LEAP year. The study window wide to the sun, the white cat upside down to its warmth, the nesting birds bouncing over the new grass. At St Edmundsbury, we are creating the Edmund centre for arts and theology. Art and theology are indivisible, of course, but sometimes it is necessary to point out their unity. Liturgy is art. Prayer is high art.
The Lenten desert was hideously artless for Jesus. A barbaric experience. Perhaps, when it entered his head that a jump from the Temple dome would rescue him from the degradation of execution, the beauty of Herod’s creation lit up the desert darkness, and art itself revealed its imperishable nature.

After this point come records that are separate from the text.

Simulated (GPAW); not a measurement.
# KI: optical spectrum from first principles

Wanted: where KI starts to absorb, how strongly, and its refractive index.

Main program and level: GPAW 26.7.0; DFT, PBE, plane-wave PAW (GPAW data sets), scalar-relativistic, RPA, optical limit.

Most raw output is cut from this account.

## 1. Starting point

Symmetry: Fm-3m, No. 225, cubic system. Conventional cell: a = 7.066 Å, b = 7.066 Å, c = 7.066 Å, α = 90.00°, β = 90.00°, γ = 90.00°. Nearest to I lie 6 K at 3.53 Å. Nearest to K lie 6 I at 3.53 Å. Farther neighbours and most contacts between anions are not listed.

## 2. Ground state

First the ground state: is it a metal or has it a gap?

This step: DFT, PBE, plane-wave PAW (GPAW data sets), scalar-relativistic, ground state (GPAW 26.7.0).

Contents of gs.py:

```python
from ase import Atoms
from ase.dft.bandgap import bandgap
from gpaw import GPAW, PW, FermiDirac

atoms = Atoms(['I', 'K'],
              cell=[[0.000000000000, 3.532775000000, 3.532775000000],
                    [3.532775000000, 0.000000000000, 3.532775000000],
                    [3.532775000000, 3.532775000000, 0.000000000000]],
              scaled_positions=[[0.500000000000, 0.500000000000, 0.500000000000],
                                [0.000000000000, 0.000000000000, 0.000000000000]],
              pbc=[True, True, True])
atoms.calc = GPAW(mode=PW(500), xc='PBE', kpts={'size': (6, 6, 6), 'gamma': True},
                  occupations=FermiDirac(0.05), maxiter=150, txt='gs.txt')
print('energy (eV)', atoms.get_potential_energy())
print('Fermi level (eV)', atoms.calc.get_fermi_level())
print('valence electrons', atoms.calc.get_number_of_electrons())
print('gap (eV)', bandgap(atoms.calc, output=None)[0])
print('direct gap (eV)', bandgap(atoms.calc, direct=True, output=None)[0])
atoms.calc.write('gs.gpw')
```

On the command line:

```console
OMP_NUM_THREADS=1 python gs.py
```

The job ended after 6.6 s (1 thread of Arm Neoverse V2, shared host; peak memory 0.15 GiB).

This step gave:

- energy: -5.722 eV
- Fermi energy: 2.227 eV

Tragically, at the same time, he knew that the Romans would not let a work of art inspire a national rebellion. That they would not allow one stone to stand upon another. The loveliness of the Temple, of Jerusalem itself, made him cry.
Art and theology has to be understood at all levels. To assume that their connection is generally comprehended is one way of demolishing the temple. A friend finds that he has one of those updated hymn-books in his London church, where a politically correct hand has improved Herbert, Cowper, Wesley, etc. Where the little ignorant foxes have nibbled their way through the inspired text. So what to do?
How strange it is that everything should be understood. That a common denominator should be the rule. Our village church sings Newman’s “Praise to the Holiest in the height” with praiseworthy obscurity, getting its tongue round the poetry, and, maybe, its head round the sense. Ancient Mrs Smith in the second pew there, “What is a higher gift than grace?”
I have always enjoyed the clashes between the creative impulse and strict theology in scripture, between the Word and its imagery. It is where the artist, the poet, steps in, not to say big business. St Paul, in his attack on the cult of Diana at Ephesus, threatened its thriving silversmiths and caused a riot. Was the golden calf beautiful? a work of art?
One of my favourite “artist” stories in the Old Testament, because it describes the process of utility to art so accurately, is in Isaiah 44. He takes two craftsman, a blacksmith and a carpenter, to task. As an essential part of society, they could lead us all astray; for, besides being craftsmen, they are apt to be artists. They have the power to make useful things into aesthetic things. They must remain utilitarian, and not make objects that are so wonderful that one wants to worship them.
God told Moses: “Do not make graven images, because, if you do, you are bound to lend them some of my holiness (wholeness).” And yet Moses had glorious works of art in beaten gold, the cherubim with spreading wings and looking into each other’s lovely faces, seated above the Ark.
Other than the silver statues of Diana, there are no images in the New Testament. Yet Christianity would only be a few years old when the face of Jesus would be painted on the catacomb walls, and his early worshippers would begin to picture his teachings in every church. One meaning of iconoclasm is to make a face unidentifiable.
A Victorian St Alban stands on our reredos, a young soldier in a kilt — unworshipped, but loved; far away in time, yet close. An artist made him, and kept him near.